Week 8 - International Trade

A protest against the EU-Canada Comprehensive Economic Trade Agreement in Berlin.


The most simple models of international trade tell us that opening to trade makes a small open economy better off: by expanding the trade possibilities, the total surplus in the economy increases. If this "gains from trade theorem" is correct, why is there is so much resistance against trade liberalization? If there are, always and indisputably, gains from trade, why can trade liberalization result in such strong opposition?

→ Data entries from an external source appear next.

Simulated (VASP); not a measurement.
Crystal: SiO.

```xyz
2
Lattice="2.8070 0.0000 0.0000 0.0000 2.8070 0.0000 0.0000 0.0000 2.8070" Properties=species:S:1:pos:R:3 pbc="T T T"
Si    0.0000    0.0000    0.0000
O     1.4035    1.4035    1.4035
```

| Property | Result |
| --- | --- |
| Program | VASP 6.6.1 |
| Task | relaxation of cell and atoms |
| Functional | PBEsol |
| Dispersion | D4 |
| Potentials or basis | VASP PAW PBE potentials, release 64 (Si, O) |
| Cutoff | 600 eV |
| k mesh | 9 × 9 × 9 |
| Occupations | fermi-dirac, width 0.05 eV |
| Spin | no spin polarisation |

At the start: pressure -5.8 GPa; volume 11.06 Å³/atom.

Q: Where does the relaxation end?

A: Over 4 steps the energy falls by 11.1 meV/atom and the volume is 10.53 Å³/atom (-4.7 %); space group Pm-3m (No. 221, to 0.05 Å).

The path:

- Unit 18 in the Core-Econ ebook

- Chapter 4 "Globalization and Inequality" in the World Economic Outlook, IMF 2007

- Chapter 5 "Trade Liberalization: Why so much controversy?" in Economic growth in the 1990s: learning from a decade of reform  World Bank, 2005
- Rodriguez, Francisco and Dani Rodrik (2000), "Trade Policy and Economic Growth: a Skeptic's guide to the Cross-National Evidence" in NBER Macroeconomics Annual

- Dani Rodrik. The Fatal flaw of neoliberalism, The Guardian, 14th Nov 2017
- O’Rourke (2000), "Tariffs and Growth in the Late 19th Century", The Economic Journal, 110.
- Chapters 16, 17, and 18 in Debraj Ray (1998), Development Economics, Princeton University Press

- Stiglitz (2017), “The overselling of globalization”, Business Economics.


Assignment 1

Does trade liberalization lead to more development?

Assignment 2

Is international trade an engine of growth in developing countries? Through what mechanisms can import and export liberalization enhance or stifle productivity growth?

Assignment 3

A democratic government is elected in Cuba. You are asked to advise the new government on its trade policy. Make four arguments, at least one for and at least one against a free-trade policy for Cuba. Back up your arguments with sound economic mechanisms and empirical evidence as needed.